Elizabeth Gilbert: Your elusive creative genius
#creativity #psychological safety #devotion #humbleness
In this charming 19-min piece the author of Eat, Pray, Love shares with us a couple of brilliant ideas about creative genius. For her, we’re all creative souls already, we just need to figure out how to harness inspiration and unleash the creative spirit within. As she says: “If you’re alive, you’re a creative person”.

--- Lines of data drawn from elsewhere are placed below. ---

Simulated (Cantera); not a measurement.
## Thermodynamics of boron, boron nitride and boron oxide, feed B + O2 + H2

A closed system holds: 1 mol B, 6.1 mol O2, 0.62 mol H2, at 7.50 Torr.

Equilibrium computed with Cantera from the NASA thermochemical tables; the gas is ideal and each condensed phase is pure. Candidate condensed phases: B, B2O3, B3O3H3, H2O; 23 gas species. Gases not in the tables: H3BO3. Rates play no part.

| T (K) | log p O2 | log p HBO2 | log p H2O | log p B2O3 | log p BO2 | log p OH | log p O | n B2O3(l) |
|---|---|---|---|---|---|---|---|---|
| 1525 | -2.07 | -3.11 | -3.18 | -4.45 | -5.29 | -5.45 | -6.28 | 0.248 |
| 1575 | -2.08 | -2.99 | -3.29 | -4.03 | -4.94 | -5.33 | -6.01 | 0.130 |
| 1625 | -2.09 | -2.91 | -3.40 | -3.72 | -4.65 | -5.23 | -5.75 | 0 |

So your task is to figure out what is that you really love more than yourself and without fearing failure, start making something with it. You’re not a genius, rather you have a genius, and this genius requires you to put a lot of work and care in it so that something can come out of it. This something can be great or less so, it doesn’t matter for now. Your part of the job is to work hard and diligently, the rest is someone else’s responsibility as it was conceived quite wisely by the ancient Romans and Greeks. If you have a creative mind, then you have to feed the animal within to keep your mental health intact otherwise if it has nothing to play with, it will turn on itself. So give your dog a job, and don’t worry about whether the outcome is magnificent or eternal, whether it changes people’s lives, whether it changes the world, whether it changes you, whether it’s original, whether it’s groundbreaking, whether it’s marketable. Just give the dog a job, and you’ll have a much happier life, regardless of how it turns out. Stop complaining and get to work.
Well, a little conversation with your fear when it starts to get riled up when you are trying to do something creative, would of course not hurt. However avoid going to war against it, because that’s anyhow would only be a waste of energy eating up your inner resources. Just converse a bit with your fear when it arises and then move on. Like, …..hey pal, I am about to accomplish this and this without freaking out, just simply putting some work into the idea, any objection?……… Similarly you also should not aim for perfection as it is the death of all good things: death of pleasure, productivity, efficiency and joy. Of course there’s nothing wrong with trying to make your work as good as it can be – but there’s a really big difference between “as good as it can be” and perfection!
Today’s workplace is abundant with those types of jobs, the specification of which require in the first place creativity (see the magic 4K skills for future jobs in my post here). So it’s time to embrace the attitude that in creative jobs frustration is not an interruption of the process, but it is the process itself! As Gilbert puts it: “You guys, you’re mistaking the whole process, because the thing that you’re in love with, and that you’ve gotten infatuated with, is that moment in your creative process when everything is working — all the cylinders are firing at full speed, and the inspiration is flowing, and it feels really easy, and it’s fun, and it’s delightful. And that’s the aberration. That moment of smooth, easy grace where everything is going great — that is not the normal. That is the miracle that happens every once in a while if you’re very lucky. The frustration, the hard part, the obstacle, the insecurities, the difficulty, the “I don’t know what to do with this thing now,” that’s the creative process. And if you want to do it without encountering frustration and difficulty, then you’re not made for that line of work.”
Gilbert also reveals how she began to comprehend the strange and unlikely psychological connection between the way we experience great failure and the way we experience great success. In both cases, it turns out that there is the same remedy for self-restoration: namely „you have got to find your way back home again as swiftly and smoothly as you can, and if you’re wondering what your home is, here’s a hint: your home is whatever in this world you love more than you love yourself. Your home is that thing to which you can dedicate your energies with such singular devotion that the ultimate results become inconsequential.” This gives you the psychologial safety you need to keep your balance and mental health intact. So if you haven’t done it already, go and find what your real love and motivation is, i.e. dig down deep and identify your core which gives you safety regardless of whether the outcome guarantees success to you or not. „And if you should someday, somehow get vaulted out of your home by either great failure or great success, then your job is to fight your way back to that home by putting your head down and performing with diligence and devotion and respect and reverence whatever the task is that love is calling forth from you next”. It is humbleness that gives you the strength you need to survive and to move forward.
So, guys, let’s all of us have a nice journey full of creativity!